* EPS C$0.58 vs analyst forecast of C$0.57
* Says Q1 results are “very satisfying” given environment
* Shares up 0.8 pct at C$26.17 (Recasts, adds dividend, details)
By Andrea Hopkins
TORONTO, May 6 (Reuters) -Industrial Alliance Insurance and Financial Services Inc IAG.TO said on Wednesday quarterly profit fell 25 percent, but the shares rose on hopes that rising equity markets could boost the Canadian life insurer’s outlook.
While the country’s life insurers have outperformed U.S. peers since the start of the credit crunch last year, equity market exposure has hurt earnings and sales have suffered due to the the weak economy.
Industrial Alliance, Canada’s fourth-biggest publicly traded life insurer, said the stock market downturn and gloomy economic environment in the first quarter sharply eroded earnings.
Premiums and mutual fund deposits fell 13 percent to C$1.24 billion as a rise in group premiums failed to offset a drop in consumer appetite for savings and investment products.

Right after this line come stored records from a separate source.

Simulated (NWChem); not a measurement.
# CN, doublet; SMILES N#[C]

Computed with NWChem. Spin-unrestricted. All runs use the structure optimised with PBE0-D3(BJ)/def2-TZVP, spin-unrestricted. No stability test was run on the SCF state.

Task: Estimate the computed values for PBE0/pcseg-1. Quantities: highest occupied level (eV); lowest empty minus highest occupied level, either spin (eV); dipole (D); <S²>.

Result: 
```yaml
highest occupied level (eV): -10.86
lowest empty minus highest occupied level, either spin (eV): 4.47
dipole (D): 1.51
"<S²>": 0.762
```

Scotia Capital analyst Tom MacKinnon said sales were a bit weaker than expected but credit hits not as bad.
“The percentage of fixed income securities trading below 80 percent of costs for more than six months has nearly tripled quarter over quarter, so I think there still could be credit issues going forward,” MacKinnon said.
“But capitalization is fine and, if anything, with the uptick in equity markets, I suspect that their company consensus EPS estimates could go up,” he said.
Equity markets have risen sharply in recent weeks on hopes that the worst of the global economic malaise was over.
Analysts generally consider Industrial Alliance, like other Canadian life insurance companies, adequately capitalized to manage a difficult credit environment.
Net income dropped to C$46.2 million ($39.5 million), or 58 Canadian cents a share, in the three months ended March 31, from C$61.7 million, or 76 Canadian cents, in the same 2008 period.
Analysts had expected a profit of 57 Canadian cents before items, according to Reuters Estimates.
Industrial said a decline in equity market cut earnings by about C$9.9 million, or 12 Canadian cents, while results benefited from a gain of C$7.5 million, or 10 Canadian cents.
Despite the sharp drop in profit, the Canadian insurer said it was satisfied with the results given the tough economy.
“Profits are positive, the return is relatively high, financial strength remains very solid, the quality of investments remains excellent, the company’s book value is growing and we still have enough leeway to absorb significant market downturns,” Chief Executive Yvon Charest said in a statement.
The company boasted an 11.2 percent return on equity, positive net sales in all lines of business and a reinforced solvency ratio of 204 percent, which is above the company’s 175 percent to 200 percent target range.
Industrial’s shares rose 0.8 percent to C$26.17 in midday trade on the Toronto Stock Exchange. The S&P/TSX financial index of banks, insurance companies and asset managers was up 2.0 percent overall.
Industrial Alliance maintained its dividend at 24.5 Canadian cents a share, and said it expects to maintain that level through 2009.
Other big Canadian insurers, including Great-West Lifeco Inc GWO.TO, Sun Life Financial Inc SLF.TO and Manulife Financial Corp MFC.TO are due to release first-quarter results on Thursday.